Sunday, May 26, I arrived at church after the sermon. We had a guest preacher; she’s been here before, but I missed that sermon, too. Her bio, printed in the bulletin, says, “Her work focuses on dismantling white supremacy.” Those words trigger me. But in fact I don’t know what they mean — TO HER. I know what they mean to certain other people, but I don’t know what they mean TO HER. I have never heard her speak on the subject. I am in no position to judge — or prejudge.
What to do with my triggeredness? At BK after church, I prayed for her health, happiness and prosperity; that she would succeed at every task to which she puts her hand. I did not pray that she change her mind — about anything. In my view, such prayers have no positive effect, and would only perpetuate the darkness I want to change to light.
Monday morning, May 27, I was in Starbucks. The table where I sit faces the door. In came a man pushing a woman in a wheelchair. I know this man; he’s thoroughly demented, but you’d never know that without talking with him. He makes money selling these toy balloons that he twists into animal shapes. He’s really good at it. As to the woman, I perceived that she strove diligently for many years to get into that wheelchair. She’s dedicated her life to becoming helpless.

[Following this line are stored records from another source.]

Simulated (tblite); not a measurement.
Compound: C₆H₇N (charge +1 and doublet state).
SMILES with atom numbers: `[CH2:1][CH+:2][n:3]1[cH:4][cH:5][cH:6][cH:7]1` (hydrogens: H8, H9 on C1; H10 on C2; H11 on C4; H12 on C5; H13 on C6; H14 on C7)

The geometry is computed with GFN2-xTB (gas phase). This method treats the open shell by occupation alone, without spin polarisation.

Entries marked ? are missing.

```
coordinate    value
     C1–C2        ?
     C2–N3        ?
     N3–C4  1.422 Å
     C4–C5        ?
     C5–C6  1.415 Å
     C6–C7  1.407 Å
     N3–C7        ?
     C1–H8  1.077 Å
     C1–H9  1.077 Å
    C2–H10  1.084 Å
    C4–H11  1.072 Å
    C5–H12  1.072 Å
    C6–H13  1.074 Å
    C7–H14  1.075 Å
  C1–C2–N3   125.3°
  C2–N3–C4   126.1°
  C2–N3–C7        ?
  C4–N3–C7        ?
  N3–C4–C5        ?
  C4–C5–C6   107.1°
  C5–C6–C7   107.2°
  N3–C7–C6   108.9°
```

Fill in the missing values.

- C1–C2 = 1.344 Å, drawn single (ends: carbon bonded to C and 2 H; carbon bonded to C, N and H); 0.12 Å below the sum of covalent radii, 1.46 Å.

In seeking my own upward mobility, I am again at the stage where I’m tempted to look down on people whose lives are headed in the opposite direction. It’s as if the vibes they emanate are dissonant to my own. In the end, I need to accept them as they are; to live and let live. I’m not at that point yet.
Related: Coming abstractions
I had to find some way to sublimate my anger. At this writing, I don’t recall exactly what I did. It may have been as simple as to visualize them surrounded by a brilliant cloud of light, feeding my energies into that cloud, loving them as they are.